SD_STATE_CANCEL = "cancel"
class StableDiffusionPipeline:
def __init__(
self,
scheduler: Union[
DDIMScheduler,
PNDMScheduler,
LMSDiscreteScheduler,
KDPM2DiscreteScheduler,
EulerDiscreteScheduler,
EulerAncestralDiscreteScheduler,
DPMSolverMultistepScheduler,
SharkEulerDiscreteScheduler,
DEISMultistepScheduler,
],
sd_model: SharkifyStableDiffusionModel,
import_mlir: bool,
use_lora: str,
ondemand: bool,
):
self.vae = None
self.text_encoder = None
self.unet = None
self.model_max_length = 77
self.scheduler = scheduler
# TODO: Implement using logging python utility.
self.log = ""
self.status = SD_STATE_IDLE
self.sd_model = sd_model
self.import_mlir = import_mlir
self.use_lora = use_lora
self.ondemand = ondemand
# TODO: Find a better workaround for fetching base_model_id early enough for CLIPTokenizer.
try:
self.tokenizer = get_tokenizer()
except:
self.load_unet()
self.unload_unet()
self.tokenizer = get_tokenizer()
def load_clip(self):
if self.text_encoder is not None:
return
if self.import_mlir or self.use_lora:
if not self.import_mlir:
print(
"Warning: LoRA provided but import_mlir not specified. Importing MLIR anyways."
)
self.text_encoder = self.sd_model.clip()
else:
try:
self.text_encoder = get_clip()
except:
print("download pipeline failed, falling back to import_mlir")

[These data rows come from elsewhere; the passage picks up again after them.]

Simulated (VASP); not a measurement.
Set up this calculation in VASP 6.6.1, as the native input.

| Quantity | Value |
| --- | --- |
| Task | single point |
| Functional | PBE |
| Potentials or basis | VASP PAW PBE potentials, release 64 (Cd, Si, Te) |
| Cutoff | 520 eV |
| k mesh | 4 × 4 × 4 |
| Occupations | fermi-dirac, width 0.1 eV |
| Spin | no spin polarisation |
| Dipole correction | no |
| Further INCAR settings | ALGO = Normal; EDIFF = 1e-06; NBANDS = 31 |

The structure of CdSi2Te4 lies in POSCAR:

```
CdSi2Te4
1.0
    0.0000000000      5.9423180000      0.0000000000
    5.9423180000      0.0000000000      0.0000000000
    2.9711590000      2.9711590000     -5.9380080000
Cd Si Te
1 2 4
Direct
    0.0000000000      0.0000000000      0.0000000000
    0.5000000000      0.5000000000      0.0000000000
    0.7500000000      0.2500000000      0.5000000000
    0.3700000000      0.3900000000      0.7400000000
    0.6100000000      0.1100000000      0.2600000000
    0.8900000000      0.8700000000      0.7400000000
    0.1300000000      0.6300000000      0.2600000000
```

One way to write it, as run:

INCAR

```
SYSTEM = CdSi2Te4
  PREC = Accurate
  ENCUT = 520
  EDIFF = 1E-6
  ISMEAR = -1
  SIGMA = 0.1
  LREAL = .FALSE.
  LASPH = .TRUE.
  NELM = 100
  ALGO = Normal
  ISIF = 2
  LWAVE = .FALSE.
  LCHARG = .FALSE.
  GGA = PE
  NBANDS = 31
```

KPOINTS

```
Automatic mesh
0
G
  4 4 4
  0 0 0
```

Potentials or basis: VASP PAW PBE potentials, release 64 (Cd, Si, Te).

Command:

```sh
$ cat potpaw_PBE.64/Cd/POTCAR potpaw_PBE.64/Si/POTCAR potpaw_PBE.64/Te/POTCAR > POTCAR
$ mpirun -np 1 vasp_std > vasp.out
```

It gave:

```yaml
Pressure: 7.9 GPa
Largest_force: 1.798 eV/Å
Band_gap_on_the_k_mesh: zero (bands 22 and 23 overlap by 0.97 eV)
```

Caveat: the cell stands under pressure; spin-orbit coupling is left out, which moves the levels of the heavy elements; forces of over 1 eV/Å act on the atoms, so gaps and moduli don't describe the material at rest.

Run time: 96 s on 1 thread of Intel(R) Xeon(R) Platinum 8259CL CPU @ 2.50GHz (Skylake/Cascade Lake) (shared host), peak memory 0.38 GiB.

self.text_encoder = self.sd_model.clip()
def unload_clip(self):
del self.text_encoder
self.text_encoder = None
def load_unet(self):
if self.unet is not None:
return
if self.import_mlir or self.use_lora:
self.unet = self.sd_model.unet()
else:
try:
self.unet = get_unet()
except:
print("download pipeline failed, falling back to import_mlir")
self.unet = self.sd_model.unet()
def unload_unet(self):
del self.unet
self.unet = None
def load_vae(self):
if self.vae is not None:
return
if self.import_mlir or self.use_lora:
self.vae = self.sd_model.vae()
else:
try:
self.vae = get_vae()
except:
print("download pipeline failed, falling back to import_mlir")
self.vae = self.sd_model.vae()
def unload_vae(self):
del self.vae
self.vae = None
def encode_prompts(self, prompts, neg_prompts, max_length):
# Tokenize text and get embeddings
text_input = self.tokenizer(
prompts,
padding="max_length",
max_length=max_length,
truncation=True,
return_tensors="pt",
)
# Get unconditional embeddings as well
uncond_input = self.tokenizer(
neg_prompts,
padding="max_length",
max_length=max_length,
truncation=True,
return_tensors="pt",
)
text_input = torch.cat([uncond_input.input_ids, text_input.input_ids])
self.load_clip()
clip_inf_start = time.time()
text_embeddings = self.text_encoder("forward", (text_input,))
clip_inf_time = (time.time() - clip_inf_start) * 1000
if self.ondemand:
self.unload_clip()
self.log += f"\nClip Inference time (ms) = {clip_inf_time:.3f}"
return text_embeddings
def decode_latents(self, latents, use_base_vae, cpu_scheduling):
if use_base_vae:
latents = 1 / 0.18215 * latents
latents_numpy = latents
if cpu_scheduling:
latents_numpy = latents.detach().numpy()
profile_device = start_profiling(file_path="vae.rdc")
vae_start = time.time()
images = self.vae("forward", (latents_numpy,))
vae_inf_time = (time.time() - vae_start) * 1000
end_profiling(profile_device)
self.log += f"\nVAE Inference time (ms): {vae_inf_time:.3f}"
if use_base_vae:
images = torch.from_numpy(images)
images = (images.detach().cpu() * 255.0).numpy()
images = images.round()
images = torch.from_numpy(images).to(torch.uint8).permute(0, 2, 3, 1)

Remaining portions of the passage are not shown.